Your single years are a gift, an opportunity to become the man or woman you long to be. Don’t rush, or put an age/date on your wedding day, instead prepare and enjoy the moments you have before it starts. Relationships play a huge part in our self-growth, but they are not the meaning to life. I personally had to pray to get out of that–read my post on that here
Marriage ceremonies don’t create miracles. When the bridegroom and bride kiss on the altar it’s not a miraculous awakening or healing ceremony. Of course we all want, in that moment, past wounds to be healed, impure habits gone, addictions free, or the spirit of the man/woman you dream to embody you, but it doesn’t. Those habits and virtues are not “side-effects” of a marriage, they come from striving.
Pray for your future spouse. You don’t know who your spouse will be, but God does. So let God love him/her on your behalf by prayer and intercession.
I think it’s okay for us to say our singlehood is a [mini] cross to carry. The desire to unite and experience human love with another person is so beautiful in God’s eyes and He gave some of us that longing as means to fulfill our human souls longing to give and receive love. it’s only natural to want it. That said, if you think that is a cross in your life, are you asking Jesus to walk with you as you carry it?
Maybe you’re not in a relationship because you’re not ready. Or the man or woman God wants you to be with is fighting hunger in Africa, finishing an immense chapter of his/her life that would stop you from being a priority, maybe God wants you to understand yourself before you can understand someone else, or maybe, God wants you to rid some bad habits, or heal your past. The reasons are endless.
Whatever the reason is, it’s temporary. If God wants you to glorify His kingdom with another person He won’t mess up His own plan, He’ll perfect it in His timing if you let Him. Until then, ask and you shall receive, knock and the door will be opened. Ask for the grace to better your faults, and knock for the God of the universe to open the door that leads to your future spouse.
And when both those things happen, take Him up on his offer when he later says, “Now, my beloved, what can we do about this, you and I, together?”

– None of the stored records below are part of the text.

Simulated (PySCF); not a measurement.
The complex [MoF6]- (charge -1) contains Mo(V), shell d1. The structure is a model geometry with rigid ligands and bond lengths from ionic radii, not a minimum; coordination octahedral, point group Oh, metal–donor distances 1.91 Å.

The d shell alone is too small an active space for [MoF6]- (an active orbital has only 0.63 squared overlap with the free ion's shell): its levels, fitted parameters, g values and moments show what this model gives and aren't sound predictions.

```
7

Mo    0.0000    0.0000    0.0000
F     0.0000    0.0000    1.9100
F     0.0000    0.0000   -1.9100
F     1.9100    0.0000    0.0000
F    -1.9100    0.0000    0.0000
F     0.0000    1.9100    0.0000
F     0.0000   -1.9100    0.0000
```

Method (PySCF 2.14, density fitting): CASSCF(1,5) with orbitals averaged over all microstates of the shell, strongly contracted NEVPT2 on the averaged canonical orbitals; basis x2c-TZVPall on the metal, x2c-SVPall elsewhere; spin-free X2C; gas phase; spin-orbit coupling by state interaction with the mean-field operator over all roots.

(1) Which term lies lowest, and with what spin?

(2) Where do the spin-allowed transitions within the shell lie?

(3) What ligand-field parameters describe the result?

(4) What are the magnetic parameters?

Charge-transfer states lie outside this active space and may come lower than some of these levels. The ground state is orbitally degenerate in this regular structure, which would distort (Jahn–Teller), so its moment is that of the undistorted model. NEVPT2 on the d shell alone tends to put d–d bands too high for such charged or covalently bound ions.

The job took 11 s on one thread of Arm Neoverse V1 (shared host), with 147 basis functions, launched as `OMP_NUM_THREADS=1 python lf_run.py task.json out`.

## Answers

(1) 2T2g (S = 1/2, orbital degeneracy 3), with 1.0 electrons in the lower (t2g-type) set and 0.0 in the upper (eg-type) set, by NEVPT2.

I surrender all that I am to You in hope that you’ll lead me to the right path. Give me only your love and your grace; with these, I will be rich enough and will desire nothing more. I want what you want. In time, close doors of past relationships that need to be closed and open doors that need to be opened. Open the ones that will lead me to the person you know is best for my eternal salvation, and I for theirs. Help me to trust your timing as I work to become the man or woman you call me to be. Do not leave my side, Jesus. Amen.